About the beginning of 1940 we were sent down to Southampton to guard German POWs. They were all German merchant seamen and had been captured by our navy on ships, trying to get back to Germany when the war started. They were a real tough lot and we were like a lot of school kids. After a few weeks we had to take them by train to a camp in the Midlands. We then had a second lot come in and after a few weeks we had to take them to another POW camp up north.

When we got back this time there weren't any more prisoners to look after so we went training on a long route march. We had to sleep in the open and the next day they marched us back to Southampton. When we got back we were told that the Germans had got through to France and we were trying to get our soldiers off the beaches at Dunkirk. We were billeted in a school that night and the next day told we'd be moving again.

No one would say where we were going, but we ended up in Northern Ireland. I had some leave in 1940 and it was a very long journey from Larne to Stranraer in Scotland where we used to catch a train to London. It was worked out that the leave trains used to get to London about 8 o'clock or when it was light because of the bombing and damage to stations in the Midlands. I was lucky that I didn't get caught in the raids, except once when we had to bail out of the train and walk through the roads near King's Cross.

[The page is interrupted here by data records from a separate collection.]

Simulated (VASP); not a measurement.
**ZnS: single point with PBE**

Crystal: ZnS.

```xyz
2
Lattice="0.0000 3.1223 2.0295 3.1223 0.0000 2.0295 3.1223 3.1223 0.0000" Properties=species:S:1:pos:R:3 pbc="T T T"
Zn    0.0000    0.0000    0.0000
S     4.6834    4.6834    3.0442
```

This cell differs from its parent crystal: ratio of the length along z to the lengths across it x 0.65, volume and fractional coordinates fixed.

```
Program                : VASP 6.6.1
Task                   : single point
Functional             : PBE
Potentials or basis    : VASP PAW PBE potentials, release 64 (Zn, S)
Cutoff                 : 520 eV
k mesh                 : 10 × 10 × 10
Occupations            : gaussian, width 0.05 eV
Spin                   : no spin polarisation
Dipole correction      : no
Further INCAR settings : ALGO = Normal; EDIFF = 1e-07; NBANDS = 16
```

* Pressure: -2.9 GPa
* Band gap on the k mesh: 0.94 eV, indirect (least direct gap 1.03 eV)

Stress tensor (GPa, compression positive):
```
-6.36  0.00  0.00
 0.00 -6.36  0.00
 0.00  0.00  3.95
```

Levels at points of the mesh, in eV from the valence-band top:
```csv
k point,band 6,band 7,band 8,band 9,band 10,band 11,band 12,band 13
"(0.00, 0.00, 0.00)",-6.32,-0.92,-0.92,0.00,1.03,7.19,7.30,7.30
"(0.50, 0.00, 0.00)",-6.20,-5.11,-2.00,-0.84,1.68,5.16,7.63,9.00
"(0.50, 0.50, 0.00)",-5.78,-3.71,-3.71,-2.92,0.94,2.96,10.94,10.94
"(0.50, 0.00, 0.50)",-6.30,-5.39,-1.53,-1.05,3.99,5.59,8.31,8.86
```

After the Yanks came over to fight the Germans (or us - I don't know which) we had to clear out of the camps in Londonderry and move to another place, until eventually we came back to England. We moved all over the place, training for the second front.

England was full of soldiers, sailors and airmen from all over the world - it was like being abroad with all the different uniforms we used to see.

During 1942 or '43, we started to send reinforcements to other regiments fighting in North Africa and also to Burma. I missed going on these drafts as I was in the boxing team and they liked to keep us together as long as they could.

When the second front started in Normandy we were stationed in Kent and after a week they moved us to a camp near Newhaven in Sussex and then on a ship to France. The camp we stayed in the night before we sailed was in the middle of a wood and we couldn't get out of it. The military police were surrounding the perimeter to stop any deserters. There were some chaps there from the 8th army in Africa. They had been given leave when they got back to England and a lot of them had had enough, but of course they were caught and they were in a sort of prison within the camp.

That night the canteen was open and all of the Berkshires got drunk, including me. Well, we had been together for about 4 years and we knew we wouldn't be seeing each other for a long time, if ever, and it worked out like that.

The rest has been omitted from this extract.